In my line of work I don’t usually get to talk to multi-millionaires — but a few weeks ago I had the pleasure of speaking with high-tech magnate Mike Lazaridis, who made his fortune developing the Blackberry handheld email/mobile phone device.

Lazaridis and I were in a conference call with Neil Turok, one of the world’s leading cosmologists who had just been enticed by Lazaridis to leave Cambridge and become executive director of Canada’s Perimeter Institute for Theoretical Physics in Waterloo, Ontario.

The institute was founded in 2000 by Lazaridis who put up about CDN$100m of his own money. Now, Lazardis has donated a further $50m to Perimeter.
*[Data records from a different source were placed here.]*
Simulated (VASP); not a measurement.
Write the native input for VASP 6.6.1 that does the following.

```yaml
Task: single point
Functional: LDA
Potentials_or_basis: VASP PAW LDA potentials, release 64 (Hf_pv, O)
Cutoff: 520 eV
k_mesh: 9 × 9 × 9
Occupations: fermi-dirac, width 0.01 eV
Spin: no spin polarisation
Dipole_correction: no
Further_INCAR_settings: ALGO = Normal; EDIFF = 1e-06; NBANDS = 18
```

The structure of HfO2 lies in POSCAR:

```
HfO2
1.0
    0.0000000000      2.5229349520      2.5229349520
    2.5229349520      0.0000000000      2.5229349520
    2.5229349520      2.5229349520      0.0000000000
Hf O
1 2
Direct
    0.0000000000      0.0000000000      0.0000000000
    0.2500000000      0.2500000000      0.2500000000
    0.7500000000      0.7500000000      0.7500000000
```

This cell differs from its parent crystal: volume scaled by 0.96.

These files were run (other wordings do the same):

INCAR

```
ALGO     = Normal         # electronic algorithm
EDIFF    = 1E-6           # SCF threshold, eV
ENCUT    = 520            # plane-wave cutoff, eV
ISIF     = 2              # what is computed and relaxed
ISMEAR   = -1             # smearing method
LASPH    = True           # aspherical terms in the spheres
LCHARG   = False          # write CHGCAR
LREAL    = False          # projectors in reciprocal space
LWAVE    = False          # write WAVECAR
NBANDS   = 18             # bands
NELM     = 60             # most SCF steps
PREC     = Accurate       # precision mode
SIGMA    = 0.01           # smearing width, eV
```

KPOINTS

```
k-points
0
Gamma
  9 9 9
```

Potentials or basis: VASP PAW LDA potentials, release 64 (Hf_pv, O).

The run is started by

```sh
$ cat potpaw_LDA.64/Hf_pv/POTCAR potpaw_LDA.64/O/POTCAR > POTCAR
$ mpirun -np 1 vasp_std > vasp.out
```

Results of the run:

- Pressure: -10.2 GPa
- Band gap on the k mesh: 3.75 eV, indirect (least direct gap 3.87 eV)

If you count the millions that he and his wife have given to the Institute for Quantum Computing at the nearby University of Waterloo, Lazaridis (who is not a physicist) has spent an amazing $200m on physics research!

When I asked Lazaridis why Turok was the right person to lead the institute he said: “We share deep convictions in the importance of basic science, the importance of funding basic science, and the importance of philanthropy in promoting basic science for the advancement of mankind”.

Lazaridis is one of a small but growing number of benefactors with deep convictions and deep pockets when it comes to the more esoteric disciplines of physics such as cosmology, astrophysics and particle physics.

Just two weeks ago an anonymous benefactor donated $5m to Fermilab, which has been particulalry hard hit by US government cuts on physics spending.

And staying with the topic of funding cuts, during our conversation Turok told me that recent cutbacks in the UK made Perimeter’s offer all the more attractive — something that he has discussed in great detail in a recent interview with the Times.